PomeloFoundation / Pomelo.EntityFrameworkCore.MySql

Entity Framework Core provider for MySQL and MariaDB built on top of MySqlConnector
MIT License
2.67k stars 379 forks source link

Please support Mariadb "ON DUPLICATE UPDATE" for saving results #1346

Open ramon-garcia opened 3 years ago

ramon-garcia commented 3 years ago

When one saves results to the database with dbcontext.SaveChanges(), an exception is raised if the table already contains a row with the same primary key value.

A very desirable property for a process of loading data from somewhere (or a process transforming it) is idempotency: repeating it (if part of it failed, for instance) should not fail, and should give the same result as running it once.

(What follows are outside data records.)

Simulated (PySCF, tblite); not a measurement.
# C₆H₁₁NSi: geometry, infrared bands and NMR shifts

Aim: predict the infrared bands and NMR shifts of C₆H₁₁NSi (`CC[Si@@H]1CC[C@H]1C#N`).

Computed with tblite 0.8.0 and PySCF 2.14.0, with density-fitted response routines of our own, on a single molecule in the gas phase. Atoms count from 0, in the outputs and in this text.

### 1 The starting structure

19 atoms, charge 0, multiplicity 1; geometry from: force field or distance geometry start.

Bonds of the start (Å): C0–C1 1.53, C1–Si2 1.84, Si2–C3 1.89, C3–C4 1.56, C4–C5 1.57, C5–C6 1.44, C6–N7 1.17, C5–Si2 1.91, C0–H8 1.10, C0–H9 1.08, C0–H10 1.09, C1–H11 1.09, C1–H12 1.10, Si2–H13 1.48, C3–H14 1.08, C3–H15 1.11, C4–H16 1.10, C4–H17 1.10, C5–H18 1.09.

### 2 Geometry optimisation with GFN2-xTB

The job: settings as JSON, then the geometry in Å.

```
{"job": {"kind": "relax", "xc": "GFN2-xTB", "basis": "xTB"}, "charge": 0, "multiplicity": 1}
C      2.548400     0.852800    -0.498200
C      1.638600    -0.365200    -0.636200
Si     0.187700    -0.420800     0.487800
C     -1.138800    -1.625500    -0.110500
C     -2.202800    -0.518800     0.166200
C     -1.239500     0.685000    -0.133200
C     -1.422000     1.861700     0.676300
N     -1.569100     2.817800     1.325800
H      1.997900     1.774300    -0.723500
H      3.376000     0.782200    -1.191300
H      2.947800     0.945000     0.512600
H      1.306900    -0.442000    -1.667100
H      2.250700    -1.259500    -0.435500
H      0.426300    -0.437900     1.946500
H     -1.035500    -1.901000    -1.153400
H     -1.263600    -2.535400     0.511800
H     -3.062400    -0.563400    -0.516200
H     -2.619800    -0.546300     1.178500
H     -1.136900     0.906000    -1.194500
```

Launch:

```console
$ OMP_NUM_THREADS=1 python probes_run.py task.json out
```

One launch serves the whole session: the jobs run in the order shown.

There should be an extension method, like DbContext.SaveChangesOnDupUpdate() that adds the option "ON DUPLICATE UPDATE" to the Sql statement.

I could implement this feature if it is welcome.

mguinness commented 3 years ago

See https://github.com/dotnet/efcore/issues/4526 and FlexLabs.Upsert for a possible solution.

lauxjpn commented 3 years ago

There should be an extension method, like DbContext.SaveChangesOnDupUpdate() that adds the option "ON DUPLICATE UPDATE" to the Sql statement.

I think it would be better to implement this on the DbSet level, so that it can be decided per entity, whether an INSERT or an UPSERT should be performed, instead of applying it to all entities that have been added to the context. Corresponding extension methods would be added to DbSet and DbContext in addition to the existing Add() methods, like AddOrUpdate() or AddOrModify(). This would currently not apply an UPSERT to any objects that get added to the context through the object that was specified using the AddOrUpdate()/AddOrModify() method (we will need to decided, whether or not we need an option for that scenario).

The implementation would need to subclass DbSetSource and register it via IDbSetSource and return an object that is subclassed of InternalDbSet. This InternalDbSet subclass could then save additional state (the fact that the Add is actually an UPSERT when the AddOrUpdate()/AddOrModify() method is being called).

We would also need to subclass InternalEntityEntryFactory or just implement IInternalEntityEntryFactory, and register it, to return our own InternalEntityEntry subclassed objects, that implement a custom interface like IAddOrUpdateEntry (similar to IUpdateEntry), that we can use later in the pipeline to extract the UPSERT information from the entity entry (so we know it's an UPSERT and not an INSERT).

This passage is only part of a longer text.